Edgecumbe concedes it will take an effort to convince what are often large and disunified agencies to shift their own IT policies towards a common standard. A failure to grab and retain the ideological support of departmental CIOs could well fulfil Kost's warnings and turn the CIO role into little more than a figurehead for procurement efficiency.
However, Edgecumbe believes that framing the CIOEC within terms that are acceptable to most CIOs will point the stakeholders towards mutually beneficial outcomes - whether or not his role within the bowels of the NSW Department of Commerce's procurement organization proves to be a help or a hindrance.
"The most critical part is to figure out what opportunities and technology are coming our way, creating this NSW government strategy which may say 'in five years' time we want to get to a certain point with payroll or finance', and [helping] each of the agencies figure out how they can migrate to what that strategy says over the next five to 10 years," he says. "If the [CIOEC] is effective, I'm effective regardless of which agency I happen to be sitting in. Having said that, ICT is a very large procurement customer, so any efficiencies we can get from procurement have got to be a good thing."

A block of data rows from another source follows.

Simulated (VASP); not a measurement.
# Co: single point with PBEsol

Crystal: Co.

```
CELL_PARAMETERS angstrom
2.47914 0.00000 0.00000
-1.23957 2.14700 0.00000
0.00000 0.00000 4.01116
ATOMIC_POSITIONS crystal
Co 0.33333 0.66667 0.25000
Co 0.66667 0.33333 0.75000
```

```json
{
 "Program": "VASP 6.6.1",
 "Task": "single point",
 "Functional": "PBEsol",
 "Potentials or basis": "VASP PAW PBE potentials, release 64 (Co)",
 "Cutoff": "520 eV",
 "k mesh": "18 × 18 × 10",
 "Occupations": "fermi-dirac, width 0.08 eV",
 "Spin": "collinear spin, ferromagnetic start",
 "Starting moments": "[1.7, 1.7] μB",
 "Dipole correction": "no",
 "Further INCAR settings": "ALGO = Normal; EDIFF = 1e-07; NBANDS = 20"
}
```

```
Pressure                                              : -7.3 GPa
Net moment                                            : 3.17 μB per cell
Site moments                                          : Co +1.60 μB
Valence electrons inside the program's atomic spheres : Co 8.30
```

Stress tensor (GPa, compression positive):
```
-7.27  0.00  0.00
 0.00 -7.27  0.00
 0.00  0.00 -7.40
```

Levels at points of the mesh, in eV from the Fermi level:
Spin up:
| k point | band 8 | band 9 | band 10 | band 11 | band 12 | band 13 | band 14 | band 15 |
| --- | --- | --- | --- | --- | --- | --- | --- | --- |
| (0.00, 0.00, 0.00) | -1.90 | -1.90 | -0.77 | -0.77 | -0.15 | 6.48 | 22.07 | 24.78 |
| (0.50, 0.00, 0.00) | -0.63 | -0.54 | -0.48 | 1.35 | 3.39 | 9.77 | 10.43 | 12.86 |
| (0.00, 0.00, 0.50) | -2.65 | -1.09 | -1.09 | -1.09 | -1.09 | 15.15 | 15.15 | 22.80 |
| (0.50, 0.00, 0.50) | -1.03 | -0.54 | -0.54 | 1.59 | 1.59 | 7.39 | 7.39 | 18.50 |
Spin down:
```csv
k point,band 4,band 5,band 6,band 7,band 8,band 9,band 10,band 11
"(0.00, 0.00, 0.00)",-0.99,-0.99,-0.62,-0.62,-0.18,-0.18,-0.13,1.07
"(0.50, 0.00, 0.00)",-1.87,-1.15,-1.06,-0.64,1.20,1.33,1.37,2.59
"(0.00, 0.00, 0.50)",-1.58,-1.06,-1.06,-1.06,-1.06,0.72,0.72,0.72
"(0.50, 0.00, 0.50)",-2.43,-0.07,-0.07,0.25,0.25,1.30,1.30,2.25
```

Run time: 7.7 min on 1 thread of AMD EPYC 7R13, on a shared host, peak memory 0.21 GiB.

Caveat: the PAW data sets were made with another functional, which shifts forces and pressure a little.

Whether they're organizationally relegated to procurement or not, state CIOs must develop a clear set of priorities for their time, then work to implement those priorities in a way that can transcend the ephemerality of political parties. Should the Coalition ever reclaim the NSW government, for example, any work done under Edgecumbe's watch could easily be undone by a successor.
This was a common problem in the US when IT-savvy governors were replaced with successors having far different priorities, Kost warns. CIOs also must deal with potential heavy-handed demands from ministers that expect priority for newly announced policy initiatives that may require significant IT support in a short period of time.
Another major issue for state CIOs will be the sheer magnitude of the scrutiny on their position. Whereas private sector CIOs can plan IT strategy relatively free from the prying eyes of outsiders, traditions of government transparency and consultation are likely to see Edgecumbe, Treadwell and future state CIOs fielding significant input from special interest groups and industry lobbyists each having their own interests.
Two topics certain to be hot buttons in the near future are open source - particularly after the Australian Government Information Management Office's (AGIMO's) April release of its open source procurement guide fuelled interest across all levels of government - and participation of local small and medium enterprises (SMEs) in government contracts.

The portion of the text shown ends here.